Comedy. Karting. Platform. Romp. Starring the ancient ferret-thing, too
Crash Tag Team Racing (Sierra)
Crash Bandicoot is nine years old this Christmas. Nine years! Or in bandicoot years, 94. Which is ironic, considering we'd rather make out with a 94-year-old than play the red rat-thing's latest console offering.
It's not Crash's fault. Alright, it is - as game characters go Crash and his generic cartoon sidekicks are as charismatic and appealing as facial herpes. But it's also the game that's at fault here. Part platformer, part Mario Kart-style racer, it's a title that combines two underperforming halves into a not-that-convincing whole.
Despite boasting some gloriously inventive and beautiful racetracks, there's nowhere near the depth of control or skill to make this anything other than a five-minute novelty. Even the ability to 'clash' (fuse yourself with an opponent's kart to turn yourself into a kart/giant mobile gun-thing) fails to add anything approaching freshness. It's fast and colourful, but hardly sets your Xbox on fire.
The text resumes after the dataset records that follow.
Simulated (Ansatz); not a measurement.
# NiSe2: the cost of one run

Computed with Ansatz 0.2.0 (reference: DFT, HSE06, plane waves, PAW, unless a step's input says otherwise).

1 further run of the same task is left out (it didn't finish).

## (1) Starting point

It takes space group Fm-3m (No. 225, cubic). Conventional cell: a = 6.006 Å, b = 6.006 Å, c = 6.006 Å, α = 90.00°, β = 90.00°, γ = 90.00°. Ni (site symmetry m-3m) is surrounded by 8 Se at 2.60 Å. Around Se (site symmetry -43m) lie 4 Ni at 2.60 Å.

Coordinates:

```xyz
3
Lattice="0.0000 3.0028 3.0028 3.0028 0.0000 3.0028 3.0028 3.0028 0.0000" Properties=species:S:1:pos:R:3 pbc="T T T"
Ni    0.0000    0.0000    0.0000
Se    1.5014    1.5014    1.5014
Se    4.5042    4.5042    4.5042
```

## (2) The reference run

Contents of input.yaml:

Then there are the platform sections, the multi-tiered hubs that act as the links between each racecourse. Again, they look good, but that's as far as the good stuff gets. Not only is the camera
stubbornly uncooperative, but the whole design of the platform-hopping sections is tired, predictable and full of the clichéd old Crash Bandicoot item-collecting challenges. Okay, so they're just linking sections as opposed to a full-blooded platform game, but where's the polish that was so liberally dumped all over Crash Twinsanity?
Fusing two genres into a single game might have seemed like a good idea at the time, but with neither part offering up anything particularly impressive you have to wonder why they bothered. It's more crash victim than Crash Bandicoot.